Teachers use a flashlight to explore an ice balloon.
A shallow tray to collect the melt water.
Fill the balloons with water and put them in a freezer two days before you plan to use them.
To Do and Notice
Take the ice balloon from the freezer.
Peel off the balloon.
Put it in a tray to collect the melt water.
Examine the ice. What do you see?
Sprinkle salt on top of the ice. What happens.
Add drops of food coloring to the salted places.
Notice tyhe air bubbles in the ice.
Are their fractures?
Notice that the salt causes the ice to melt.
The melt water flows down the sides of the ice carving channels as it flows.

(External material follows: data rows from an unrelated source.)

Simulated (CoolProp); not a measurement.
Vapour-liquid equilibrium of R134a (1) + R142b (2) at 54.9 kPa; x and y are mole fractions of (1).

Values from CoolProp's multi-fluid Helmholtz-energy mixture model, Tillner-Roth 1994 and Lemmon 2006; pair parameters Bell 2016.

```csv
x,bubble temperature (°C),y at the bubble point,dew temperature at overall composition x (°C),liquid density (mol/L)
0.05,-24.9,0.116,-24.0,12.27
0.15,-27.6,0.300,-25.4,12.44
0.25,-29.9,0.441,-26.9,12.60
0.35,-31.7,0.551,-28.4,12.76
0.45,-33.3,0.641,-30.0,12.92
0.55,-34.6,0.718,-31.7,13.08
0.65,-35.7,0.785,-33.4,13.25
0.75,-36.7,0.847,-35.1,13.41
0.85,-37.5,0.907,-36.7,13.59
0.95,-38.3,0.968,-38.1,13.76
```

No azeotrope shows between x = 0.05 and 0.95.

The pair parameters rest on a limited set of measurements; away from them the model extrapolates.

The channels wind back-and-forth, they meander, as they flow.
The food coloring makes the flow more visible.
What's Going On?
When water freezes it expels impurities.
In particular, air dissolved in the ice comes out of the ice as air bubbles.
The ice freezes from the outside toward the
At first the air expelled by the freezing ice can dissolve in the remaining water.
But eventually, the water becomes saturated with air. Then further freezing will cause air bubbles to form. This is why the air bubbles are inside the ice.
The ice expands as it freezes. After the first ice freezes to make a solid casing, the inner ice freezes and expands making cracks in the outer ice.
Adding salt to ice lowers the freezing point, some of the ice melts. The melt water flows down the side of the ice. As it flows it meanders.
The meanders allow the flowing water to lose energy at a constant rate, the water flows at a constant speed through the meanders. (Just like a skier controls speed by making turns down the fall-line of the slope.). If the water flowed straight down the side of the ice it would accelerate and lose energy in a nonlinear way.